DQ is a multidimensional concept (Eppler 2001; Fox et al. 1994; Miller 1996; Tayi and Ballou 1998; Wang and Strong 1996). However, there is neither a consensus on what constitute the dimensions of DQ, nor the exact meaning of each dimension (Nelson et al. 2005). The dimensions of DQ vary among scholars (Bovee et al. 2001; Fox et al. 1994; Miller 1996; Naumann 2002; Wang and Strong 1996). However, the most cited DQ dimensions are the dimensions of Wang and Strong (1996), They list sixteen DQ dimensions categorized into four thematic, namely intrinsic, accessibility, contextual, and representational quality, as shown in Fig. 2.

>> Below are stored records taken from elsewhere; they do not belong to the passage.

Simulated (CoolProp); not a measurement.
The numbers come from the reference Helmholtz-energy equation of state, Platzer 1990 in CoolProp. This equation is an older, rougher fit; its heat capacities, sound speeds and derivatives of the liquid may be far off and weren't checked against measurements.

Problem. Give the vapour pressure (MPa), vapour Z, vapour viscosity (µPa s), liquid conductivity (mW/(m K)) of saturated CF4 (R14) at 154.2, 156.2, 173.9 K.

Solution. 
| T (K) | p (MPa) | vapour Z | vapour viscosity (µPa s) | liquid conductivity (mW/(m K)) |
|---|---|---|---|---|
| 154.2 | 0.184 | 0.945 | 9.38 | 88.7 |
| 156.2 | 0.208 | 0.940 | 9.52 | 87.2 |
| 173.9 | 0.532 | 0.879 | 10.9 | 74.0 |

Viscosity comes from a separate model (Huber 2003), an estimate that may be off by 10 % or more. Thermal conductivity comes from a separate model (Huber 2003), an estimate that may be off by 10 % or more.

Intrinsic quality is referring to internal properties of the data, e.g. accuracy, objectivity, believability, and reputation. Accesibility quality emphasizes the importance of computer systems that store and provide access to data. Representational quality consists of understandability, interpretability, concise representation, and consistent representation. Contextual quality, which highlights the requirement that DQ must be considered within the context of the task at hand, consists of value-added, relevance, timeliness, completeness, and appropriate amount.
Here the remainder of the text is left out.